An offer of amnesty for Nigerian militants waging attacks in the oil-rich Niger Delta has been met with mixed reviews and prompted increased criticism of President Umaru Yar'Adua's handling of the ongoing violence in the region.
Earlier this month, Yar'Adua shocked many Nigerians when he extended the proverbial olive branch to the delta's armed groups, saying he would grant the gunmen amnesty if they agreed to lay down their arms and partake in talks.
"We will grant amnesty to all those who are ready to lay down their arms," Yar'Adua said. "It will also include rehabilitating and integrating them into the system."
The president said that his security chiefs were working out details of the planned talks, though no definitive plan for engaging militant leaders has been offered.
Nigeria's leading militant group, Movement for the Emancipation of the Niger Delta, denounced the proposed amnesty offer.
In an e-mail from MEND sent to Nigerian news sources, the group said it would not "lay down its arms because of a mere verbal statement from Mr. Yar'Adua" but would consider talks with the government under the auspices of an international mediator.
So far, the offer to MEND has received mixed reviews from hard-line members of the Nigerian government, who favor continuing the current military tactic of dealing with militants. The Nigerian army's Joint Task Force operating in the delta deals exclusively with the handling of the region's militant and gang violence, which has been blamed for the more than 25 percent shortfall in oil production in recent years.
Nigerian oil output had once reached about 2.5 million barrel per day. According to recent estimates by the country's oil officials, output has dropped to about 1.6 million bpd in recent weeks, a reduction blamed on attacks on oil and gas installations by armed groups and kidnapping of petroleum workers.
Last month, the Nigerian government announced that it was ramping up security in the region, but little effect has been noted in reducing the violence directed toward the petroleum industry.
A recent report by government and private observers in the delta found that at least 1,000 people had been killed in militant-related violence in 2008. The violence also cost the sector more than $20 billion in lost production, according to the findings.
Nigeria's militants contend their ongoing fight against the oil industry is based on the inequitable distribution of the country's oil wealth. Though the delta has produced more than $300 billion in oil over the last few decades, much of the region remains impoverished and underdeveloped.
However critics of MEND and other militant groups in the delta say their cause is bent on nothing but thievery, pointing to their practice of siphoning oil from the country's pipelines and selling it on the international black market.
Yar'Adua's new tact for handling the difficult delta situation follows his decision last week to replace six of the top officers at the country's state-run petroleum company, the Nigerian National Petroleum Corp.

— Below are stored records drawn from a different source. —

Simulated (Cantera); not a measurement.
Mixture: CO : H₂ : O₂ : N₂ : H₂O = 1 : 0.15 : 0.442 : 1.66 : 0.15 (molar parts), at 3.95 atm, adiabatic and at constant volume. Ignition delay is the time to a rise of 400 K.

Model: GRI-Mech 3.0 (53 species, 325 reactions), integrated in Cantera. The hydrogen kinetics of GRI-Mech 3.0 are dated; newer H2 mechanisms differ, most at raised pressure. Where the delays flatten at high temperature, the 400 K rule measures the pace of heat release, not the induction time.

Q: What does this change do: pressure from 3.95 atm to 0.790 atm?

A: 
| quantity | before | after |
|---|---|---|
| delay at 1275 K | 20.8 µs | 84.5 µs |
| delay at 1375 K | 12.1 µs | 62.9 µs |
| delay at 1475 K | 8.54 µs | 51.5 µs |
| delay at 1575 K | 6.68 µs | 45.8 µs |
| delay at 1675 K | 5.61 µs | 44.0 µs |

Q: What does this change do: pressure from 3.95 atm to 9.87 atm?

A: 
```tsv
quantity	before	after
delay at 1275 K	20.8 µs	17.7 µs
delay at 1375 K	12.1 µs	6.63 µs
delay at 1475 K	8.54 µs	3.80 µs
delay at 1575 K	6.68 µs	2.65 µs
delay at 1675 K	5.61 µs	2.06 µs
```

Additional changes to the governing body for Nigerian oil and gas are expected in the coming weeks and months.
The across-the-board changes to the sector come ahead of the new proposed petroleum bill that has been sent to the Nigerian National Assembly.
The call for reform of the Nigerian oil sector comes at a time when the industry is faced with production far below 2 million barrels per day, placing the industry second among African oil exporters, behind Angola. Heading a long list of proposed changes to the sector is the ability for the NNPC to solicit private funds for investments in joint ventures with foreign energy firms, ending the longstanding policy that required the NNPC to ask the federal government directly for capital.